The 55-inch OLED displayed weighed just 1.9 Kilograms and less than one millimeter thick.
It was mounted on a wall, thanks to a magnetic mat fixed on the wall. It was possible to remove the display from the wall by simply peeling it off as you would peel off a wallpaper from a wall.
The unveiling of the Wallpaper TV is part of LG commitment to championed further research and development into the OLED technology. LG hopes to bring out a more affordable and practical products to the consumer market.
Head of LG Display’s OLED business unit, Sang-Deog Yeo, in a press statement, said: “OLED represents a groundbreaking technology” that is not only important to the company, but also the industry in general.
The OLED technology is believed to be the next step in the evolutionary ladder, given the HD craze which began some years ago sparked by plasma, the LCD (Liquid Crystal Display) and now currently being dominated by LED (Light Emitting Diode) technology. Industry experts almost unanimously agree that OLED is the next frontier.

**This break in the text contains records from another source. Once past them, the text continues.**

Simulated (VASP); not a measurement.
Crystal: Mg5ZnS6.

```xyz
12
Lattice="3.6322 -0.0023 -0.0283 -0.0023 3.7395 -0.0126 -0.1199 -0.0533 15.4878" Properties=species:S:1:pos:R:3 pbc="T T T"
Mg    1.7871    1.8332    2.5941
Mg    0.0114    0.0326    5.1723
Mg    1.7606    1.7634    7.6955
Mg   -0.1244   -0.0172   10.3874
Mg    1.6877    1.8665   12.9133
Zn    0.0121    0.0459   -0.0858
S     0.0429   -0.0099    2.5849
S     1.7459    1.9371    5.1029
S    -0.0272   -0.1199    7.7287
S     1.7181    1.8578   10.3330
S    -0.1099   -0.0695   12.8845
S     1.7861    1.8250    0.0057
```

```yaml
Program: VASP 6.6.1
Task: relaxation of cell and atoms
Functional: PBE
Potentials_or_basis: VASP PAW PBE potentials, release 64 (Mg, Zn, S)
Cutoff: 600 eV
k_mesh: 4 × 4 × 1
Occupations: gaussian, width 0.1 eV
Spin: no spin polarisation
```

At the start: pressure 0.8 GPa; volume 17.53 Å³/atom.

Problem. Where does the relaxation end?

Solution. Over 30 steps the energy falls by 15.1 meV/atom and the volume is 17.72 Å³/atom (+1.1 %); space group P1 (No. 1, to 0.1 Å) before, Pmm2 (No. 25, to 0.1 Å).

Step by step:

What makes OLED technology superiors to the previous inventions is that it add an organic compound layer that into the manufacturing process, thereby enabling the production of impossibly thin displays that can also be curved. The organic materials used within also emits light, thus eliminating the need for using backlights. All these factors considered. OLED is the desirable choice of technology for making displays for television sets, wearable technologies, and mobile devices.
At the Tuesday event, when LG unveiled the Wallpaper TV, the LG Display wing said it is targeting to sell 600,000 OLED TV by the end of this year and 1.5 million in 2016. The company, however, admitted that OLED displays will not be ubiquitous for perhaps the next five to 10 years due to the high cost of production involved.